Re: [PATCH bpf-next 0/5] bpf: BPF specific memory allocator.

Michal Hocko <mhocko@xxxxxxxx> · Fri, 8 Jul 2022 15:41:47 +0200

On Wed 06-07-22 11:05:25, Alexei Starovoitov wrote:
> On Wed, Jul 06, 2022 at 06:55:36PM +0100, Matthew Wilcox wrote:
[...]
> > For example, I assume that a BPF program
> > has a fairly tight limit on how much memory it can cause to be allocated.
> > Right?
> 
> No. It's constrained by memcg limits only. It can allocate gigabytes.

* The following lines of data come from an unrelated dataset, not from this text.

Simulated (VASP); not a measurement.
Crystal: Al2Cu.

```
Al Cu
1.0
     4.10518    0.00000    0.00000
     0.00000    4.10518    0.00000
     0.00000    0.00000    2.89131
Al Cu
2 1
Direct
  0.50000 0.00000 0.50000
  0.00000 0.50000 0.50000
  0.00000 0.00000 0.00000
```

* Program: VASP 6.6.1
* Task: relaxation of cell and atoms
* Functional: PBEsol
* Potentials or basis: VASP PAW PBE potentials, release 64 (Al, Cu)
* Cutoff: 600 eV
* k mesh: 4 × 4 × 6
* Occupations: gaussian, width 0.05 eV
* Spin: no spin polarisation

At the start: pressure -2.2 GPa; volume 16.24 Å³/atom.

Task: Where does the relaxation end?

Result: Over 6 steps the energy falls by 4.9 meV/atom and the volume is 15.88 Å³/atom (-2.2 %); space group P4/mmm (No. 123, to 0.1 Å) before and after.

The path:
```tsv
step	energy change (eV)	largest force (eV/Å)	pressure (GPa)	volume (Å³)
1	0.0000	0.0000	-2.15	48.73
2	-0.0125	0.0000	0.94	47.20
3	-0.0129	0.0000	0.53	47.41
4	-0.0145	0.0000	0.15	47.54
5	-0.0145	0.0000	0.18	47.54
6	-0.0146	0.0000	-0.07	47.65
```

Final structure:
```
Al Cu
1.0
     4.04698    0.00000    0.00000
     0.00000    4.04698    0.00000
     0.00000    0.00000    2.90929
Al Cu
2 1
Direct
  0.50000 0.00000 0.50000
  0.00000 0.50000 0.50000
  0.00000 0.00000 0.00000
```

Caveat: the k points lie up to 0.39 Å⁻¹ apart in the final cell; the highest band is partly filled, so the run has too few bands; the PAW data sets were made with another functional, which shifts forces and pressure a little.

I have very briefly had a look at the core allocator parts (please note
that my understanding of BPF is really close to zero so I might be
missing a lot of implicit stuff). So by constrained by memcg you mean
__GFP_ACCOUNT done from the allocation context (irq_work). The complete
gfp mask is GFP_ATOMIC | __GFP_NOMEMALLOC | __GFP_NOWARN | __GFP_ACCOUNT
which means this allocation is not allowed to sleep and GFP_ATOMIC
implies __GFP_HIGH to say that access to memory reserves is allowed.
Memcg charging code interprets this that the hard limit can be breached
under assumption that these are rare and will be compensated in some
way. The bulk allocator implemented here, however, doesn't reflect that
and continues allocating as it sees a success so the breach of the limit
is only bound by the number of objects to be allocated. If those can be
really large then this is a clear problem and __GFP_HIGH usage is not
really appropriate.

Also, I do not see any tracking of the overall memory sitting in these
pools and I think this would be really appropriate. As there doesn't
seem to be any reclaim mechanism implemented this can hide quite some
unreachable memory.

Finally it is not really clear to what kind of entity is the life time
of these caches bound to. Let's say the system goes OOM, is any process
responsible for it and a clean up would be done if it gets killed?

Thanks!
-- 
Michal Hocko
SUSE Labs